Quarterly updates are not quarterly tax bills - and the difference matters

One of the most common misunderstandings around MTD is that quarterly reporting means quarterly tax payments. It does not. Here is what quarterly updates actually are and what stays the same.

A question came up recently that we see asked constantly in forums, community groups, and comment sections across the internet. Someone had just found out they were required to join Making Tax Digital for Income Tax, and their immediate reaction was panic. Does this mean I have to pay my tax four times a year now?

It is one of the most common misunderstandings around MTD, and it is worth clearing up properly because the confusion is causing real stress for people who simply do not need to be stressed about this particular thing.

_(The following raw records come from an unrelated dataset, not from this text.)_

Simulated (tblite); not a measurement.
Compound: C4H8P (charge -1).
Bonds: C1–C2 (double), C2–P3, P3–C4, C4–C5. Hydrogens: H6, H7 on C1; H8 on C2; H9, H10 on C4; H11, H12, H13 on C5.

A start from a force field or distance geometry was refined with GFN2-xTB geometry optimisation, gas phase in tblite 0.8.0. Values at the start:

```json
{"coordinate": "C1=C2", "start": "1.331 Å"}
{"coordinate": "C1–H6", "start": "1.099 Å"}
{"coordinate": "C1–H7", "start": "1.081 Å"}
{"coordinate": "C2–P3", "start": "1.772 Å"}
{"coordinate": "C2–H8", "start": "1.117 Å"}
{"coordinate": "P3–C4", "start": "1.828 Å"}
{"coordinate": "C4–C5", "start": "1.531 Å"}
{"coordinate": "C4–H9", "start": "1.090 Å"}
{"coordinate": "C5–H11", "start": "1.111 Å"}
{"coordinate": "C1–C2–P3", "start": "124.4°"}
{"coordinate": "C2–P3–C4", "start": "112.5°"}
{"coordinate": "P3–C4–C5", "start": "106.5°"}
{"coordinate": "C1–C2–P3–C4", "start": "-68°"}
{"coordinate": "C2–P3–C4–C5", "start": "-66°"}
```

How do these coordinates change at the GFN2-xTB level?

The short answer is no. Quarterly updates do not mean quarterly tax payments. Your payment dates are not changing.

So what actually is a quarterly update?

Under Making Tax Digital for Income Tax, you are required to submit a summary of your income and expenses to HMRC every three months. That is it. You are telling HMRC what came in and what went out during that period, using software that connects directly to their systems.

You are not calculating a tax bill. You are not making a payment. You are not filing a mini tax return.

Think of it like a running log. Every quarter you update HMRC on where things stand. The actual reckoning - the calculation of what you owe - still happens once a year through your final declaration, which replaces the old Self Assessment tax return.

When do you actually pay tax?

Your payment dates under MTD are the same as they are now. If you currently pay by 31 January and 31 July, that does not change. The quarterly updates feed into an estimate that HMRC holds, but no payment is triggered by a quarterly submission.

What changes is the frequency of your record keeping and reporting, not the frequency of your payments.

Why does this misconception matter?

Because it is stopping people from engaging with something they actually need to do. If you believe MTD means four tax bills a year, you are more likely to delay, ignore, or panic about a system that is - in practice - much more manageable than that framing suggests.

The quarterly update is closer to a bank statement review than a tax return. You categorise what came in and what went out. Software like DoneSE and DoneTax handles the submission automatically once you have done that. The whole thing takes minutes, not hours.

What does change?

Your record keeping needs to become more regular. The days of pulling everything together in January are over for mandated taxpayers. You need to be tracking income and expenses throughout the year so your quarterly summaries are accurate.

This is actually the point of MTD - to make the end of year process less of a scramble by building good habits across the year. Whether you agree with that philosophy or not, the quarterly update itself is not the burden most people assume it is.

The burden, if there is one, is getting your records in order. The submission is the easy part.